Wowza Community

Video begins on first keyframe while audio begins at start of file

I have noticed that Wowza video-on-demand begins video playback at the first keyframe, rather than the actual start of the file, but audio begins at the start regardless of keyframe. This creates sync issues. For example, in our workflow we might:

  1. live stream and record for two hours at our desired streaming settings (frame rate 30, keyframe every 150 frames)

  2. use QuickTime Pro to delete the first 30 minutes from the resulting file (maybe this was just padding before our event, or maybe there were consecutive events recorded to one file, and we want to stream the second event on-demand)

  3. use QuickTime Pro to quickly export the trimmed video to a MP4 container (passing through the existing video/audio rather than re-exporting)

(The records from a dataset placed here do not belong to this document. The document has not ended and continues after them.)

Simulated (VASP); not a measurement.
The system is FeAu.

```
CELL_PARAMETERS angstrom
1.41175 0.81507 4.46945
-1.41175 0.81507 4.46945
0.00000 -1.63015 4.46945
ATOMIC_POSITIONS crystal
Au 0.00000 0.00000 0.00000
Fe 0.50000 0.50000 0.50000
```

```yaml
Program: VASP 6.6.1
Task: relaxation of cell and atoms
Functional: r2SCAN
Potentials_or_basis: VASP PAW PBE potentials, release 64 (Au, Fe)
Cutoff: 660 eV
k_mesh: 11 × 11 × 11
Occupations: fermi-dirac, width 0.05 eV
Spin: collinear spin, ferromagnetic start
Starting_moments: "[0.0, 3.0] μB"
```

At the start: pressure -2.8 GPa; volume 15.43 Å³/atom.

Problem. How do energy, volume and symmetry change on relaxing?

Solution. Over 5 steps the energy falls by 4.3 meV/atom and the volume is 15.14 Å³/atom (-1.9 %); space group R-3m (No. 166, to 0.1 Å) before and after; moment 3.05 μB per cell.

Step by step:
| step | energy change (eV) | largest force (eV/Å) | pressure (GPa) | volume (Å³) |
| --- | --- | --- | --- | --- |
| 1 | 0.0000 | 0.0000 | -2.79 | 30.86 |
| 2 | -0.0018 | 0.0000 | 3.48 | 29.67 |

  4. copy this MP4 to a streaming server for on-demand streaming

When streamed on-demand in Wowza (by any method, either RTMP, RTSP, or HTTP), the audio and video begin simultaneously when you hit play, but audio starts precisely from the trim point, while the video starts from the first keyframe (which might be up to 5 seconds later). So the audio and video are out of sync.

This does not happen when streaming the same file through Darwin streaming server (RTSP) – the first few seconds might show “green” video until the first keyframe comes, but the video and audio are in sync.

(Sorry for the lack of demo files/streams to illustrate this – I can provide some later if necessary.)

I have tried to work around this issue by trimming exactly to a keyframe point instead of an arbitrary time (using MPEG Streamclip, which is the only free software I know which locates keyframe times), but this doesn’t help us when we record two video sources for parallel streaming playback in a SMIL file (for example, a camera feed next to a laptop feed). Even though both source streams/files get the same specified frame and keyframe rates in the encoder (Wirecast or QuickTime Broadcaster), no encoder seems able to maintain a precise enough frame rate to keep the keyframes aligned across the two files, even just for a few minutes. (Again, Darwin Streaming Server has no problem streaming two files in parallel in SMIL with different keyframe intervals – green video is simply shown whenever starting or seeking at a non-keyframe point.)

Is there any way to correct this behavior in Wowza, just for RTSP? I know I could re-encode the trimmed video to create new keyframes, but that can take a lot of time and will degrade the video quality. I haven’t had a chance to look yet, but I’m guessing this throws off parallel SMIL sync in Wowza even when I don’t trim the beginning of the files.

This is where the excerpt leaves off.